Ch. 5 - Every Word Counts

In chapter five, three key points caught my eye. Stovall writes,
[Media writers] must put themselves in the background and mold their writing style to fit the demands of the medium they are using.
This is important to remember, specifically for this class, since we have switched from writing blogs to journalism articles. My write up of Dr. Gudelunas' presentation is vastly different from what I wrote about Gisela Gil-Egui. Although they were both highly informative, I attacked each response in completely different styles.

Another key point of Stovall's is to use subheads to break up an article to make it easier to read. I applied this to this particular post to make it easier, since it is lengthy.

One aspect of this chapter where I disagree with Stovall is where he writes that blogs won't replace news sites. Although I agree that our current idea of blogging won't make news sites extinct, I firmly believe that news sites will adapt a style closer to blogging in the future. He's a little off base there.

Ch. 6 - Editing

I love Stovall's museum analogy to understand the idea of hypertextuality. This is a great way to explain the concept to someone who doesn't understand it. When someone walks into a museum, there is no set path to take. There is no beginning or end. Very cool.

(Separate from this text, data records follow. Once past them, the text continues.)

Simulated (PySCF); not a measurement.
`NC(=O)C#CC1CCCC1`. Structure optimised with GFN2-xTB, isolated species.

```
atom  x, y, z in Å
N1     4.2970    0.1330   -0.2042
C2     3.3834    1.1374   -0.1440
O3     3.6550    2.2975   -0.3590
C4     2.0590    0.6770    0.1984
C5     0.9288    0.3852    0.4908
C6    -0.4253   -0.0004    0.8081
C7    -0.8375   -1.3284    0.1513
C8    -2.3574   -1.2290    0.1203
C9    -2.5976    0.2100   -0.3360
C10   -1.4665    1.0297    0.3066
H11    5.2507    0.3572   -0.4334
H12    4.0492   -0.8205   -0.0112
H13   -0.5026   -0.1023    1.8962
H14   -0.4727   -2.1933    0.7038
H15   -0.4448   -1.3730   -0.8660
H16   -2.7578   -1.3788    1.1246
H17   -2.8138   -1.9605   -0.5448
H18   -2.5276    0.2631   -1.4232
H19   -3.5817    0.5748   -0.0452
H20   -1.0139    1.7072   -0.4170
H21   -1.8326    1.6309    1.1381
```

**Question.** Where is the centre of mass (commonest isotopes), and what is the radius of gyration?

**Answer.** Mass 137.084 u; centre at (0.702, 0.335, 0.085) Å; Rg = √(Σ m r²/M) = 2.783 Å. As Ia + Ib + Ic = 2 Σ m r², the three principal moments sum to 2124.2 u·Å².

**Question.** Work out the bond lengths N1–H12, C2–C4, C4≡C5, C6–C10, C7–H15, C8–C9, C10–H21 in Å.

Another interesting point he makes is to clean up quotes that have bad grammar. I'll often read sports articles where an athlete will use slang in a quote that would appear in an article. In the quote, random brackets would enclose a word that is not normally substituted. For example, in a recent article, an athlete says,
"It's a game we definitely had to have coming off the last two [losses]," said Brad Miller, who had 14 rebounds. "It keeps us right there with Los Angeles with our game there [Wednesday night]."
I have no idea why 'losses' or 'Wednesday night' are in brackets. I was never sure if this was OK as a journalistic technique, but now I know, and knowing is half the battle.

Also, I never knew that I could subscribe to a comics site,, for $9.99 a year. I'll have to check that out.

Podcasting Call

The future is here today!

At the RCADE workshop on Monday, March 21st, the topic of the day was podcasting.

I knew what a podcast was before attending the workshop, but I had no clue what RSS is. RSS stands for 'Real Simple Syndicate' and is available on many websites. For example, on, there will be a small orange icon that looks like a radio broadcast signal in the bottom right corner. (I use Mozilla Firefox, it may be in a different location depending on which browser you use.)

If you click on this button, it will take you to another page which you can subscribe to that has all the main news stories on it. This is exactly how podcasts work.

With the incredible popularity of Apple's iPod, just about every one has iTunes downloaded on their computer. What users probably don't know is how to download podcasts, or an audio or video clip downloaded on the internet by using RSS.

For example, if you open up iTunes on your computer and click on 'podcasts' on the left menu, it will take you to an online store where you can subscribe to countless podcasts of many different issues, ranging from NASA to sports to politics, for no cost.

This is unique because any one can submit a podcast to Apple and after a review, it could be put up on this site for anyone to download.

So on your next subway commute or jog, you can listen to Bill Maher, watch a Nickelodeon cartoon or catch up on the local sports topics.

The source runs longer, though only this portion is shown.